How to remove wallpaper
You are probably aware that when you apply new wallpaper, it is much better to do this once any old wall covering has been removed. This is especially true if the old wallpaper is peeling or otherwise damaged, as new wallpaper sticks to smooth, clear surfaces much better. So how should you go about removing the old wallpaper?
Sometimes this will be a very easy task; if the wallpaper is peeling considerably then it might take little more than a good yank to peel it from the wall. However, it isn’t always this straightforward and so you are likely to need to take a little more care over the process.
The first thing you need to do is to check whether your current wallpaper is what is known as ‘strippable’ wallpaper. You can check this by carefully peeling back a corner of the paper. If it comes away easily then it is most likely strippable and you should be able to peel it from the wall with a steady pressure. However, if it doesn’t come away from the wall easily, you will need to use a different method to remove the wallpaper.
One popular option is to take a sharp knife or a paper stripper, which you can buy at most DIY stores, and carefully make slits in your wallpaper at regular intervals. These intervals should be roughly every 10 inches. Once this has been done you can then use a liquid wallpaper remover or warm soapy water – apply this to the wall and allow it to get behind the paper through the slits that you have made. A sponge is usually a good tool to use to apply the solution, or you could alternatively use a spray bottle.
One tip for this is to wear a mask over your nose and mouth to minimise the risk of inhaling any chemicals. You might also need to wet the wallpaper a couple of times before you are able to remove it. In terms of removal, a flexible scraper is a good choice. Slide the blade under one of the slits you made in the paper and push it upwards to start removing the paper. You might find that you need to resoak some of the paper as you go along so that it stays easy to remove.
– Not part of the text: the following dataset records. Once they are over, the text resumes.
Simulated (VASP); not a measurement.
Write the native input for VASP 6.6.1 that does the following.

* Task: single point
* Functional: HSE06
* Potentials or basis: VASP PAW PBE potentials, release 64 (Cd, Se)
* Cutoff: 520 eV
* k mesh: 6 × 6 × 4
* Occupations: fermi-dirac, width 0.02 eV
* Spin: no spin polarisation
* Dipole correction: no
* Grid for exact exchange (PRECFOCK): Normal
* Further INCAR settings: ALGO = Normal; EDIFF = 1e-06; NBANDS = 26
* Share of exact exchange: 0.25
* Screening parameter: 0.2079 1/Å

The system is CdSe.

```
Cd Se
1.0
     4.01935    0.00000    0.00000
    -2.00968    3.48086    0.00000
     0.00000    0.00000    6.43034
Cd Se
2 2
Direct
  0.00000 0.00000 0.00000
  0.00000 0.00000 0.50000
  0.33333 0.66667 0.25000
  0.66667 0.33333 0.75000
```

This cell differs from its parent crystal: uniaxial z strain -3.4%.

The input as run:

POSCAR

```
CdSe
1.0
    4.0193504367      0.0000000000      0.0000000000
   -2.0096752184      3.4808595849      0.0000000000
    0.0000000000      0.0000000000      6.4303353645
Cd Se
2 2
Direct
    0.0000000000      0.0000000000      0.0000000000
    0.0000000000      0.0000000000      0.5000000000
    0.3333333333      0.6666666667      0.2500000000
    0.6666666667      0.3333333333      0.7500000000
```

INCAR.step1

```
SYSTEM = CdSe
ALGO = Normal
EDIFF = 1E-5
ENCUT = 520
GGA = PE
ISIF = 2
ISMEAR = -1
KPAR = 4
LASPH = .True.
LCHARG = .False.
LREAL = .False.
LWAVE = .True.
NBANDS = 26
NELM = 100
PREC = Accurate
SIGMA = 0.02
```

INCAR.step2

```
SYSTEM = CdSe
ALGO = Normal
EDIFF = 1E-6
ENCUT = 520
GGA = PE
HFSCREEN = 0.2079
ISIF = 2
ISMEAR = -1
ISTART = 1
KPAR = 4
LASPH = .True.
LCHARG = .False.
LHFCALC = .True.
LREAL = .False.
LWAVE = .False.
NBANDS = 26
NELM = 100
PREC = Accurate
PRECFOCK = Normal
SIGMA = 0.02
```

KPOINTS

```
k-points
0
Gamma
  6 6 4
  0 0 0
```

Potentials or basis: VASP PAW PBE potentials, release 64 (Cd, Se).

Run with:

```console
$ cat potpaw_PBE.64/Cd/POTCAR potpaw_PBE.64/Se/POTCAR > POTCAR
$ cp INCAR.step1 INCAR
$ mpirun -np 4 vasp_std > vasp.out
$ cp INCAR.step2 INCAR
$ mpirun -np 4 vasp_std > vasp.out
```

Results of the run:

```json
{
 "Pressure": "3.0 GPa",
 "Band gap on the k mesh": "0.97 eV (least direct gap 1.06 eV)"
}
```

However, if your walls are made of drywall – don’t wet them at all. Instead, make the slits in the same way and just use those as a guide for your wallpaper scraper and you should hopefully get the same results. Some walls, though, are trickier than others. For example, woodchip can often be very hard to remove and so you might need to use a wallpaper steamer to remove it.
Steaming off wallpaper
You can usually hire a wallpaper steamer from electrical rental outlets. You will need to heat up the steamer before use; when it is hot, you can hold the plate against the wall. After a few moments, the paper should start to darken with moisture. Once you’ve steamed a good portion of the strip, use a wallpaper scraper to take the paper off the walls – just remember you might need to steam the same area a couple of times to dislodge the adhesive.